Web Server File Permissions Mystery Solved Posted on September 5, 2015Leave a comment

Jed Reynolds has been known to void warranties and super glue his fingers together. When he is not doing photography or fixing his bike, he can be found being a grey beard programmer analyst for Candela Technologies. Start stalking him at https://about.me/jed_reynolds.

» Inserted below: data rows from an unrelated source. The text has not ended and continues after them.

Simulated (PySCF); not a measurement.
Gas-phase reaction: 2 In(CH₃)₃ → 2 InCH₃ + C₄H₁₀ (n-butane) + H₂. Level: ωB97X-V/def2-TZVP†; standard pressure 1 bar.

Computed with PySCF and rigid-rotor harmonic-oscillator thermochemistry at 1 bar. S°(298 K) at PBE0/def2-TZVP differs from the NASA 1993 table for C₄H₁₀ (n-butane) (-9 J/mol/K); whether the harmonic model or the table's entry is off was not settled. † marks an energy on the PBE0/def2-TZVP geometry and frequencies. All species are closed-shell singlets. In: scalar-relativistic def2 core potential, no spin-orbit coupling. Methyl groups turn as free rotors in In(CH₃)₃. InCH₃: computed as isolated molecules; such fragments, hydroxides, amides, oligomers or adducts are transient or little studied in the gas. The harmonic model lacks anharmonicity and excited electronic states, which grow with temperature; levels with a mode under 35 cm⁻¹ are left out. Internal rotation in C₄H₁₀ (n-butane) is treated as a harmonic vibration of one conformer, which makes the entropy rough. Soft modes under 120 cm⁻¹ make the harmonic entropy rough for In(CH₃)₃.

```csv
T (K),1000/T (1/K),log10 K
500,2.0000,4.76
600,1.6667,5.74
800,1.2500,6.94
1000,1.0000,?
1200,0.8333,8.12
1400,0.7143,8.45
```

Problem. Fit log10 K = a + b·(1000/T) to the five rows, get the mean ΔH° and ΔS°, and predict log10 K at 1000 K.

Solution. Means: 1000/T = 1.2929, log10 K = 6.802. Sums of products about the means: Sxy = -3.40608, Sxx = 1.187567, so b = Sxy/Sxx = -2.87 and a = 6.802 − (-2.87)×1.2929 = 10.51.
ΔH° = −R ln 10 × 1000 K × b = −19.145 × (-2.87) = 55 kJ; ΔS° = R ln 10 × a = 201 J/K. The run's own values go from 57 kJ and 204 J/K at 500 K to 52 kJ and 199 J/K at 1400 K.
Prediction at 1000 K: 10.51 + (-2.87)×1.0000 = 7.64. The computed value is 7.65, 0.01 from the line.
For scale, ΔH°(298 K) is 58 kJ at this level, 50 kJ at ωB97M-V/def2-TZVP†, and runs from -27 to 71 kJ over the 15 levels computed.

(Last Updated On: February 24, 2017)

Ever wonder if this whole Linux thing is actually unholy devil worship? If you’ve ever worked on web server file permissions, you might think so. They take the right amount of searching and just short of not too much coffee for solving when a problem presents itself. (Already, I’ve probably had too much coffee, as I just caught myself bobbing up and down.) Continue reading to find out about a strange problem that might happen to you as well. I’d been watching a problem occur on a web server for about a month, where a file from a customer registration becomes unusable because the file permissions are wrong. Not just a little wrong either, bonkers wrong:

 

unable to open file 
/var/tmpcgi/registration.txt at /usr/local/bin/updater.pl line 33.
total 12
drwxr-xr-x. 34 wheel       wheel         4096 Aug 17 10:24 ..
--w--wx-wT.  1 wwwuser     wwwuser         30 Aug 27 05:51 registration.txt
drwxrwsr-x.  2 wheel       wheel         4096 Aug 27 05:51 .

What makes an error like that? All my scripts were setting wide open permissions on files for this process. (I know: tsk, tsk.) Despite this, the problem bugged me for weeks. I created a script just to find the oddball permissions. Actually that wasn’t a great solution, because my find command was even wrong. What could be wrong with:

find -type f -perm -220

Well, for starters it didn’t do what I wanted. So, this morning I finally searched for what creates files with “–w–wx-wT” and stumbled across something helpful. I found forum posts chastising a user for creating bug reports about his own ineptitude for using chmod “666” and not the octal chmod 0666.

Unlike that user, I *know* that I don’t want to use string 666, but it did give me something to search for:

$ grep -r 666

 

Now, how often do you search for the devil in the details? I wasn’t using a string, but it was still wrong. In perl, saying chmod 666, $filename; is just as bad. The 666 is decimal. Devil horns, that won’t work! Use chmod 0666, $filename; and you escape hell. Not to heaven, but to octal.

Later, I found something in my search results that you geeks will probably find useful; There is a table of unholy permissions low down in the man page for Stat::IsMode perl module. I recommend putting this in your hat for future reference!

 

More great Linux goodness!

Jed Reynolds

Jed Reynolds has been known to void warranties and super glue his fingers together. When he is not doing photography or fixing his bike, he can be found being a grey beard programmer analyst for Candela Technologies. Start stalking him at https://about.me/jed_reynolds.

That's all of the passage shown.